Skip to content

Multimodal fake news

Detection and generation of disinformation that spans multiple modalities—text combined with images, video, audio, or real-time video deepfakes—where adversaries exploit inconsistencies or misalignments across modalities to evade detection.

Key observations

Multimodal generation is harder to detect: Machine-generated articles with both text and images are significantly harder for humans to identify than text-only articles. Naive users perform at near-random accuracy (46.2%) when articles contain images and captions.

Visual-semantic inconsistency as an attack vector: Generators struggle to maintain semantic consistency across text and visual modalities. Named entities in captions may mismatch the article body, or images may be contextually unrelated despite appearing realistic.

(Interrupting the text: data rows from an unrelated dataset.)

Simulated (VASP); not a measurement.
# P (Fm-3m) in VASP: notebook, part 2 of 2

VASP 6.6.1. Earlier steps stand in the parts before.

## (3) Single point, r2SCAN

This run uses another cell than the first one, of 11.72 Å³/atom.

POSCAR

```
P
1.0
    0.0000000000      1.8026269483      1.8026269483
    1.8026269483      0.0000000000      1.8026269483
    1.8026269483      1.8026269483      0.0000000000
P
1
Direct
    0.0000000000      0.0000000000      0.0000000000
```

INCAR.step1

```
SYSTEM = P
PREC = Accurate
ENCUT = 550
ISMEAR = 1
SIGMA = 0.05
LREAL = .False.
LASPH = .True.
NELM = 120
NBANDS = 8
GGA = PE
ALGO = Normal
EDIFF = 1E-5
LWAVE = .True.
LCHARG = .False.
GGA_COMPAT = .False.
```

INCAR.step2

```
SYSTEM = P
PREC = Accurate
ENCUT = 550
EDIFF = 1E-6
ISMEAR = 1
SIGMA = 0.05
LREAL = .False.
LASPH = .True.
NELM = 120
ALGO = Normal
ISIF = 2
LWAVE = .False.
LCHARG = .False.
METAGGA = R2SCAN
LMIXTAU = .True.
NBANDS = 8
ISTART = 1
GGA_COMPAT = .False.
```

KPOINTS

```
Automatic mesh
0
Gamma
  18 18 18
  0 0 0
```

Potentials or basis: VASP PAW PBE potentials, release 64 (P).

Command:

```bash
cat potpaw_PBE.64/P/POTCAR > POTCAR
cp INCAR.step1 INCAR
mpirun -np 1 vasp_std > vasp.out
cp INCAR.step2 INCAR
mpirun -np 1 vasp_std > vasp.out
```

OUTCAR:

Type C articles are most deceptive: Generated article text paired with real images (Type C) presents the largest challenge for both human and automated detection, as real images provide surface credibility even when text is machine-generated.

Key papers

  • Detecting Cross-Modal Inconsistency to Defend Against Neural Fake News: Introduces the first defense against multimodal neural fake news. Proposes DIDAN to detect visual-semantic inconsistencies via named entity co-occurrence analysis. NeuralNews dataset contains 128K articles across four types; shows humans require explicit visual-semantic cues to detect generated articles.
  • Defending Against Neural Fake News: GROVER generates news articles with high fidelity; foundational for understanding neural text generation attacks that could be extended to multimodal settings.